An Illinois family is accused of selling millions of dollars of stolen merchandise on eBay.

Investigators say the robbery spree spanned three states.

There was no answer at the door of Bogdanov's Northbrook home.

But yesterday, three members were taken into custody by federal agents.

"I came out to my truck to get something and there were just cars lined up all down the street," said Cleveland Johnson, a contractor.

58-year-old Branko Bogdanov, his wife Lela, and their adult daughter Julia are charged with shoplifting merchandise and selling it on eBay.

A scheme, that allegedly netted the family more than three million dollars over the past decade.

The secret service special agent in charge says his office was alerted several months ago by executives at Barnes and Noble and Toys R Us that their stores had sustained huge losses in merchandise.

"We identified transactions on eBay that were similar in amounts of merchandise and types of merchandise that were stolen from these stores," Secret Service agent Frank Benedetto explained.

Investigators say the family went on a shopping odyssey that started February 17th in Oklahoma, continued two days later at malls in Texas and wound through Louisiana.

They returned to their home February 21st.

The stolen goods ranged from American Girls dolls, Lego Blocks, and baby carriers.

The Bogdonavs then sold the goods to a fence who posted the merchandise on eBay.

That fence is a person who is working with the investigation.

"We've determined that he paid 3.4 million to the defendants in this case over several years for merchandise with retail value of over 6 million dollars," said Frank Benedetto.
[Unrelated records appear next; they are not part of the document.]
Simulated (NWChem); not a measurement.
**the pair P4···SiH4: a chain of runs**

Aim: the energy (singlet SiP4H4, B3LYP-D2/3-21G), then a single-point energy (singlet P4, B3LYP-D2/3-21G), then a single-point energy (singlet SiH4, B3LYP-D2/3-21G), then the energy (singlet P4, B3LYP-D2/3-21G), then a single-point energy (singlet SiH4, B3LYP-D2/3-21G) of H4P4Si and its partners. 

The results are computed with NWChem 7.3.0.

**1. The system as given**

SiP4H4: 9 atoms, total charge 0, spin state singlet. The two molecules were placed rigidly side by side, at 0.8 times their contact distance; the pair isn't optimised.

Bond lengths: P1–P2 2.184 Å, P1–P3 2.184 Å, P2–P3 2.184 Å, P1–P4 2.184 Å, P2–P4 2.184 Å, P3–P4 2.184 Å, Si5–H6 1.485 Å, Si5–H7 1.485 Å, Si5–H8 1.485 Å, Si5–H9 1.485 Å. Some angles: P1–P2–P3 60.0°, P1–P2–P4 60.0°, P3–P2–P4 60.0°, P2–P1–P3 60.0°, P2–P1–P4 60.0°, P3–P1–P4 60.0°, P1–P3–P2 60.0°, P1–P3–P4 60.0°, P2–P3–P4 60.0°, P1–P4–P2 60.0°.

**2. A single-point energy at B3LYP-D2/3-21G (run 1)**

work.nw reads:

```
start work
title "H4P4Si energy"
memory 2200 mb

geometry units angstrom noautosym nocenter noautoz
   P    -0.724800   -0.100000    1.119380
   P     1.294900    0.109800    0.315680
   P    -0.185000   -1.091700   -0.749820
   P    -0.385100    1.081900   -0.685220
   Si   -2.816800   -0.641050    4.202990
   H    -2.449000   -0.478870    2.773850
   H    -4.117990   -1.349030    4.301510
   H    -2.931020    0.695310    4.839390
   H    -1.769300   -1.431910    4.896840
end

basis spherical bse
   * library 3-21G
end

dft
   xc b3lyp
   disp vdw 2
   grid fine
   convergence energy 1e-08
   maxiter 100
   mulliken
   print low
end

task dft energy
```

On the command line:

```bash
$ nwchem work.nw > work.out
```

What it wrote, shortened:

The Bogdonavs appeared in federal court today where they were charged with interstate transportation of stolen goods and were ordered detained until a bond hearing next week.

Branko Bogdonav's public defender says his client referred to the case as shoplifting.

"I think it must always be kind of shocking and disorienting to be swept up like this but he seemed to me to be pretty upbeat," said Michael Falconer, Branko Bogdano’s public defender.